When Malcolm says of Macbeth’s grief after the discovery of the murdered Duncan, “To show an unfelt sorrow is an office/Which the false man does easy,” it is in contravention to the late king’s lament on the execution of the traitorous Cawdor that “There’s no art/ To find the mind’s construction in the face.” No art, perhaps, but Malcolm has the instinct for it, and it was when he said it that I understood what Kenneth Branagh might be getting at in his MACBETH, which he co-directs (with Rob Ashford) and stars in at the Park Avenue Armory. It keyed me into that, but also into what was not always satisfying about an admittedly thrilling experience.

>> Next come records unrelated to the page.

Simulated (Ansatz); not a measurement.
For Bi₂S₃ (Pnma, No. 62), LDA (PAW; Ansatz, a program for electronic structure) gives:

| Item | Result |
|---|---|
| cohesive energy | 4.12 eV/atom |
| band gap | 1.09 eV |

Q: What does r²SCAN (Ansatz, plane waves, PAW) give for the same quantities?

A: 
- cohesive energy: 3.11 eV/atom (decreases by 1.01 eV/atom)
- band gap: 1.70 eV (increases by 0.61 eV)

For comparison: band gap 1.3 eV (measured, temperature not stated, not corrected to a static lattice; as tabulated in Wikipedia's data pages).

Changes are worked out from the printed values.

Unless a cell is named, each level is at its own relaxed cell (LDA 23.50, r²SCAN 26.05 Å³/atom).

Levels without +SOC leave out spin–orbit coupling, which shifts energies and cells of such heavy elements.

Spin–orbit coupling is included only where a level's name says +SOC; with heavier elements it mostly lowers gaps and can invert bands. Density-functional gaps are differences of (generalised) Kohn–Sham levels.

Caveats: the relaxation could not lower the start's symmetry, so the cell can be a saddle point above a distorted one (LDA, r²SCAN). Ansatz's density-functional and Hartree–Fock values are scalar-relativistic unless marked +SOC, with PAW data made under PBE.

The mustering of the audience into clans, the blasted heath they cross to reach their seats, the sight, once there, of other clans being led by torchbearers over the expanse, the peaty surface of the playing area, in which footprints and drag marks are actually left, are all quite something. The three witches flit about the stage a little too often, and the whole thing is a little theme-parkish, but why, really, resist? The acting is predictably solid overall; the standouts for me were the moment when Alex Kingston, as Lady Macbeth, draws a circle in the soil and summons the spirits to fill her “with direst cruelty,” and, from his first to last word, Richard Coyle’s vigorous realization of Macduff. But the heart of MACBETH is Macbeth, and it is to see Branagh in the role that so many are making their way to the armory. Even with the reservations I am about to express, they should keep heading there. Branagh’s performance is a double-edged sword that we see before us: revelatory of what might be amiss with Macbeth the character, but also with Branagh the actor.
Branagh is compelling when Macbeth is lying and dissembling, impossible not to look at even amid the spectacle of the production. But when Macbeth has to confront the deepest truths about himself, be they moral faults, existential fears, or emotional needs, he seems to be looking for something he cannot find. He tries desperately to approach the emotion, but reaches it only partly; the “tomorrow and tomorrow and tomorrow” soliloquy, was, at least on the night I saw it, downright halting. Nor did I believe his relationship with Lady Macbeth, even on the level of sexual desire, which he plays up, perhaps to compensate for the emotional deficit. The real fear that Macbeth experiences at the appearance of Banquo’s ghost was not there either. This could, interestingly and credibly, be construed as a view of the character: Macbeth as a man of profound insincerity in ordinary life but of thorough conviction in a world of prevarication and false emotion.
Macduff’s words, which stand out in the staging, give warrant to such an approach, but it meshes – or did at the showing I attended – a little too easily with Branagh’s own shortcomings. There is a long history of anti-theatrical discourse that condemns the stage as a place of falsehood and impersonation, and it is the allure of pretense, and of making others believe it, that attracts a certain personality to the theater. It is obvious that Branagh, a vital figure in Shakespearean filmmaking (especially), loves to act; judging by the zeal with which he feigns and dissembles in MACBETH, he would make a fine Richard III. He gravitates with brilliance to those scenes in which Macbeth himself is, for all intents and purposes, acting. But in those moments when Macbeth is called upon to stop acting and face the reality before him, it seems to go against Branagh’s deepest nature to comply. It is as though his acting has gotten in the way of his acting. He is an actor to the core, and that, at least, is something to see.